Reputation: 41
I would like to parse an UTF8 format XML with libXML2. My code is write in C and I use v2.9.3 of libXML2.
My code follow:
xmlTextReaderPtr reader;
xmlTextWriterPtr writer;
writer = xmlNewTextWriterFilename("test.xml", 0);
xmlTextWriterStartDocument(writer, NULL, "UTF-8", NULL);
xmlTextWriterStartElement(writer, BAD_CAST "node_with_é_character");
xmlTextWriterEndElement(writer);
xmlTextWriterEndDocument(writer);
xmlFreeTextWriter(writer);
reader = xmlReaderForFile("test.xml", "UTF-8", XML_PARSE_RECOVER);
int ret = 1;
while (ret == 1) {
const xmlChar *nameT = xmlTextReaderConstName(reader);
printf("\n ---> %s\n",nameT);
ret = xmlTextReaderRead(reader);
}
Output is :
---> (null)
---> node_with_é_character
Problem is "node_with_é_character" trace and not "node_with_é_character"

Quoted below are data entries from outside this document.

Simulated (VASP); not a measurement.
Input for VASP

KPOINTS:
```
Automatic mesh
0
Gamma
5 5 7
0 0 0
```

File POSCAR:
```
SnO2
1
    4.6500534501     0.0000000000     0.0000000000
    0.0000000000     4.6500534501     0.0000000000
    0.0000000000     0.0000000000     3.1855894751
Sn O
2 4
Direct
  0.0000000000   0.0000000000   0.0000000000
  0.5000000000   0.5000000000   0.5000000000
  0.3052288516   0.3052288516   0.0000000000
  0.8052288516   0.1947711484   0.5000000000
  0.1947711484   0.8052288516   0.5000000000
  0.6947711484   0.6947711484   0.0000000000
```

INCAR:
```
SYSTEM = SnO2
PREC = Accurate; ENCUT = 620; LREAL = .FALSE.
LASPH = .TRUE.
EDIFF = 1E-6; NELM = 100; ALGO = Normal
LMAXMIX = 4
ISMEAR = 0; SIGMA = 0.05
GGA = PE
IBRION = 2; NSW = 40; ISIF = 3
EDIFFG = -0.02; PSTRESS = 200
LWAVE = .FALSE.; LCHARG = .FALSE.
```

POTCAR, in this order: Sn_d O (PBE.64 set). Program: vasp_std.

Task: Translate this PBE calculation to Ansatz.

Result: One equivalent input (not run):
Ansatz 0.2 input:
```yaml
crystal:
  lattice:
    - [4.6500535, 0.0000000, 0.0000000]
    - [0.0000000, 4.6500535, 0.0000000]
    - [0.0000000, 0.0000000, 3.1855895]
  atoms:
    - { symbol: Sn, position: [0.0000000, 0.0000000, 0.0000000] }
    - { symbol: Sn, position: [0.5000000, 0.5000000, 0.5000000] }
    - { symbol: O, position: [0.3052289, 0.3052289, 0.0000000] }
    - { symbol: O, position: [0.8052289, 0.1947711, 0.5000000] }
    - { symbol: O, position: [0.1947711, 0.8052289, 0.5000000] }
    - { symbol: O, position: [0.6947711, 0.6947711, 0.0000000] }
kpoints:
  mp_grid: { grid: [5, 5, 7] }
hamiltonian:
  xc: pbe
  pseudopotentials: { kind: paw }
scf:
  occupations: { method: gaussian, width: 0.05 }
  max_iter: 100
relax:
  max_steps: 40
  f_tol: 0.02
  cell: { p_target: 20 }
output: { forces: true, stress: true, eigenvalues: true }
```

My command prompt is "chcp 1252" set.
I don't understand why liXML2 cannot store/read the "é" character.
Upvotes: 0
Views: 646
Reputation: 5453
As noted in comment your under Windows, so I guess it's likely your source code is not UTF-8 encoded, so the C string "node_with_é_character" is not UTF-8 encoded in your executable.
I don't know libxml2 interfaces, but code example is quite clear it expects input parameters in UTF-8. See http://xmlsoft.org/examples/testWriter.c
/* Write a comment as child of EXAMPLE.
* Please observe, that the input to the xmlTextWriter functions
* HAS to be in UTF-8, even if the output XML is encoded
* in iso-8859-1 */
tmp = ConvertInput("This is a comment with special chars: <\xE4\xF6\xFC>",
MY_ENCODING);
Save your source file as UTF-8 will help you fix your issue.
Upvotes: 1